Many conservatives rightly worry about the economic impact of
the liberal policy agenda emanating from Washington, D.C. They warn
of a dollar collapse, tout gold as the investment of choice, and
forecast that the stock market will not go higher. Many agree that
things have gotten better in recent months, but boldly predict a
double-dip recession, or even Great Depression II.

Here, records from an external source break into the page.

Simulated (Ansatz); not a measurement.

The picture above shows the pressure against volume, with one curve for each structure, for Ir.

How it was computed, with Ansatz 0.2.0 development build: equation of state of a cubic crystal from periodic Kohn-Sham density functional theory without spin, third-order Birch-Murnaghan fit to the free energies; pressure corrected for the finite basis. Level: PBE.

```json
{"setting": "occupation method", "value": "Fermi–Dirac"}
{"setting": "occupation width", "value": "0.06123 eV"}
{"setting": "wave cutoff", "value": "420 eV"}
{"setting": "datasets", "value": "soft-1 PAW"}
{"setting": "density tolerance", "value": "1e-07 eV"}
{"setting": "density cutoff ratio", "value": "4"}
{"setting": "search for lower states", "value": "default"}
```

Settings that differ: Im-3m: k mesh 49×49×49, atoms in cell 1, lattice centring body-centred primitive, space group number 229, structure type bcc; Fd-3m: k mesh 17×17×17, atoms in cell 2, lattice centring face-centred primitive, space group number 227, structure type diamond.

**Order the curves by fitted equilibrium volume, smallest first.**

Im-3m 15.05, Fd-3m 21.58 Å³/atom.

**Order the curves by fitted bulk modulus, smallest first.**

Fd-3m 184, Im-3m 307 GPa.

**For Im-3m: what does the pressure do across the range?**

The problem is that they are confusing the long-term economic
impact of big government with the short-term impact. It is true
that big government policies of higher taxes, increased spending,
national health care, and a carbon tax will hurt the economy, drive
up unemployment, and create inflation. But, it is also true that
all these things are unlikely to happen “right now.” These are
long-term problems.
So far, the health care proposals on the table and Cap and Trade
are both back-end-loaded—their true cost will not be felt for at
least three years, maybe more. And tax hikes are not going to be a
reality until at least 2011, maybe later. In the meantime, the
economy is climbing out of a very deep hole—the first true economic
panic since 1907—what I call the Panic of 2008. And this panic was
caused by policy mistakes made by George Bush and Hank Paulson.
In my forthcoming book, It's Not As Bad As You Think
(Wiley, 2009), I argue that easy monetary policy alone (combined
with a V-shaped bounce off a very low bottom) will lift economic
activity strongly throughout 2010. The economy is set to boom, just
as it did in 1975–76 in the midst of a decade of terrible
government policy. Another example is the “Clinton Recession” that
never happened. Easy money in 1993 kept the economy afloat despite
the Clinton tax hikes and the attempt at HillaryCare.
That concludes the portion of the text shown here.